YouView under attack for stifling competition

YouView -- the UK, Internet-connected TV venture formerly known as Project Canvas -- has come under attack from entrepreneurs and early-stage investors who claim that the consortium could stifle competition.

Many people in the UK's technology start-up community see YouView as an opportunity to put their content and applications before a wider audience, because it shifts the best of the Internet from the PC to the living-room TV set. But several local television companies, a set-top box manufacturer and Virgin Media have written to Ofcom asking the media regulator to investigate YouView, which is backed by the BBC, ITV, Channel 4 and Channel Five, BT, TalkTalk and Arqiva. Now Electra Entertainment, a provider of software for interactive TV equipment that competes head-on with YouView, is blaming the venture for its failure to attract investment. Electra, which provides its software to companies including Tesco for Internet-TV equipment, told Ofcom on Friday that YouView was cited by several venture-capital firms as reason not to participate in its recent funding round.

FCC likely to approve of wireless tiered pricing: analysts

Federal regulators aren't expected to stand in the way as wireless service providers move away from flat rate Internet plans and moving toward tiered pricing schemes, according to analysts.

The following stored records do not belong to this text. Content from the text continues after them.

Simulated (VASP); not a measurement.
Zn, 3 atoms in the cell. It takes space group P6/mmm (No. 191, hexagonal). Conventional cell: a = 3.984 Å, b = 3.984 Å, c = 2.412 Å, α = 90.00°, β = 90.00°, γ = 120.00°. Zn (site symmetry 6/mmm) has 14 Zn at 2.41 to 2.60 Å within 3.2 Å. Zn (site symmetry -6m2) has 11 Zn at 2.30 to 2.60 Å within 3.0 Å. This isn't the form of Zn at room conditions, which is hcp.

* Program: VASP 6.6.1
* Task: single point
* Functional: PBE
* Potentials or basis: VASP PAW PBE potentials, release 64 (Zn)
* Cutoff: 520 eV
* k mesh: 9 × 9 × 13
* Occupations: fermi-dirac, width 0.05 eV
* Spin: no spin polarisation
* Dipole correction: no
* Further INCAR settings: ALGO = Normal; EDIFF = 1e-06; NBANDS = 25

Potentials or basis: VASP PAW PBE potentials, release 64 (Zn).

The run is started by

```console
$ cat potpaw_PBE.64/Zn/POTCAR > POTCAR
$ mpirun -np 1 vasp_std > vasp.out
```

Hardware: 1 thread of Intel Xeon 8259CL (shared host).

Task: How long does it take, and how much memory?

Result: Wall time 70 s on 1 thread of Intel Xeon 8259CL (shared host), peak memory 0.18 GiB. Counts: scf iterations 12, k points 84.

Verizon Communications CEO Ivan Seidenberg said the nation's largest wireless service provider will introduce pay-as-you-eat Internet data plans in coming months, joining AT&T and Cricket who have also moved toward tiered pricing schemes. The Federal Communications Commission, which once looked at such price models with a skeptical eye, has recently signaled it would approve of those price packages. That would be boon for wireless operators, analysts said. Some public advocacy groups warned that users would access the Web less and the tech industry would be worse for it. But some consumers like the idea of paying for what they actually used, saying they didn't want to pay flat-rate fees that subsidized the heaviest users.

Paul Gallant, a communications and media analyst at Concept Capital, predicted that the FCC would apply the same reasoning for tiered pricing on wireless networks to cable and broadband fixed-wired service providers such as Verizon's FiOS. But public interest groups warn that charging too much for data would deter users from viewing video over the Internet. That could be a scheme, they say, to keep consumers strapped to their cable and satellite television subscriptions

White House to assess progress on crucial Internet upgrade

Senior Obama administration officials are encouraging Internet service providers to upgrade their technology before the Web runs out of space for new sites. Officials plan to use a workshop Sept 28 at the National Press Club to draw attention to the deployment of Internet Protocol Version 6, known in shorthand as IPv6.

The protocol, which is often referred to as "Next Generation Internet," is the successor to the current infrastructure of the Web, IPv4. The switch to IPv6 has become a critical issue because the stock of unused web addresses could be exhausted before the end of the year. While IPv4 offers roughly 4.3 billion Web addresses, IPv6 can support a virtually unlimited number of devices. "Tomorrow NTIA will facilitate stakeholder discussions among business, government, and the Internet technical community to highlight the importance of IPv6 to the continued growth of the Internet economy. IPv6 benefits will allow for increased innovation online and allow the Internet to remain a powerful engine for commerce and economic growth," said NTIA Administrator Lawrence Strickling.

Vivendi sells NBCU stake

French conglomerate Vivendi SA is selling a 7.6% stake in NBCU to parent General Electric for $2 billion. Vivendi had said it would sell its position in NBCU as part of the agreement to merge NBCU with Comcast.